When news broke last week of David Miller’s unprecedented move to take his Transit City funding fight to the TTC’s tinny public address system, I found myself thinking, “Why can’t the mayor just stop talking?”
I write this with considerable regret. In the dying days of the Lastman regime and for a good portion of Miller’s own tenure, I found his voice to be a refreshing contrast to both the ignorance of his predecessor and much of what passes for political rhetoric in the city. He spoke knowledgably about urban issues, answered questions directly, and conveyed a real passion for the city.
But as his mayoralty winds down, Miller’s unwillingness to leave well enough alone has become increasingly difficult to comprehend, especially given the mounting evidence of a significant right-of-centre voter backlash.
That tick became apparent last month with the camped-up revelation about that $100 million surplus. Now, the mayor’s almost certainly futile campaign to persuade Dalton McGuinty to reverse the decision to delay $4 billion in transit funding has the makings of a scorched earth strategy that may backfire on the left.
The mayor of the city certainly has an obligation to represent the city’s interests to other orders of government. Indeed, if the funding cuts had happened last fall, such a campaign would be absolutely in order. But the circumstances are different right now because the 2010 mayoral race is already in full swing.
McGuinty’s Liberals have shown they’re willing to exploit the political uncertainty during the waning months of the Miller era. Yet they’ve also presented Joe Pantalone with the gift of a crisp ballot question: Does this provincial government, for all its environmental rhetoric, believe in transit for Toronto or not?
For some reason, however, the incumbent is refusing to give the sole pro-Transit City candidate the space to run with the ball. Instead, the funding fight is all about David Miller (doing an unconvincing Danny Williams imitation) calling out Dalton McGuinty. It’s his voice on the PA system, his op-ed in NOW, his interviews with the broadcast media, his lapel button.
Pantalone’s job, it seems, is to go along for the ride, and make the right noises if anyone happens to ask his opinion, which, given the present dynamic, is unlikely.
Surely there was a savvier way to handle this fight.
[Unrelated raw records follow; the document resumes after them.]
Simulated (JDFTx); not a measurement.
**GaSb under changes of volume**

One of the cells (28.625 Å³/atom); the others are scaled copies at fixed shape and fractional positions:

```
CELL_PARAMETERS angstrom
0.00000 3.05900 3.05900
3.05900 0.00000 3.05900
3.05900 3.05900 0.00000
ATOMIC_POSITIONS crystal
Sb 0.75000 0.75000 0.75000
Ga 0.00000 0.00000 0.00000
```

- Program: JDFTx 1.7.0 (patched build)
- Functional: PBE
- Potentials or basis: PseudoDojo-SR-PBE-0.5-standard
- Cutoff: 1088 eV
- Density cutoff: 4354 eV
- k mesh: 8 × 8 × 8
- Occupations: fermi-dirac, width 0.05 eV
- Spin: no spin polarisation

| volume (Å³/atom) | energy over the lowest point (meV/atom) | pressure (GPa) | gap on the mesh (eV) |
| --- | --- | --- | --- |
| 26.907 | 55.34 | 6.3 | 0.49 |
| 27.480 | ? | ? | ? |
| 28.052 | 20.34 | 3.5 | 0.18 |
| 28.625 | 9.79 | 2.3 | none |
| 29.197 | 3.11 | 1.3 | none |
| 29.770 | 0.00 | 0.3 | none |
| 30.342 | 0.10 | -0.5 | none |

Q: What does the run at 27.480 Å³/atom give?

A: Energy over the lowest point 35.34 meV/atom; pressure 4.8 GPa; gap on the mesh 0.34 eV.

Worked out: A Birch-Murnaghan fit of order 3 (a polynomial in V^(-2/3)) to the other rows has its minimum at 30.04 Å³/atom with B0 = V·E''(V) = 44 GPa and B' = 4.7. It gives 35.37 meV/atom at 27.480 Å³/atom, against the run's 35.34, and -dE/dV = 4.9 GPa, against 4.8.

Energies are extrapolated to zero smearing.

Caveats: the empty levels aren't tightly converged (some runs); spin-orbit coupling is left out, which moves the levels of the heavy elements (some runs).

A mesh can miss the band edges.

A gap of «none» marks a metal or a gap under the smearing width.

First, it would be extremely useful for voters to know if Pantalone and his team could actually marshal the forces to lead a broad-based Transit City fight.
Second, Pantalone needs to give voters a preview of his own leadership style, as well as his approach to dealing with Queen’s Park on contentious issues.
Third, a Pantalone-led transit battle could provide centre-left voters with a focal point in the face of the growing support for Rob Ford’s mayoral campaign.
But none of this can happen until Miller stops campaigning.
And not just Miller. The soon-to-be-former councilor Adam Giambrone is also diligently sucking oxygen out of the Pantalone campaign with his 11th hour bid to convince Torontonians that the TTC is thinking about smart fare cards.
Everyone understands that this council fumbled this file. Giambrone’s stagey attempt to demonstrate that the TTC is finally considering these changes merely serves to rob Pantalone of an opportunity to critique the current regime from a progressive vantage point. With a bit of stage management, Pantalone could own the fare card issue if only Giambrone had the good grace to stop talking about it. But like his mentor, he, too, appears unwilling to go quietly into that long political night.
I guess another way to look at all this is to conclude that Pantalone hasn’t got the clout or the gumption to persuade Miller and Giambrone to get out of his way, in which case we may now know all that we need to know about Joe.
Either way, I still come back to the same place: I just wish the mayor would hand over the microphone and exit gracefully, while he’s still got a chance.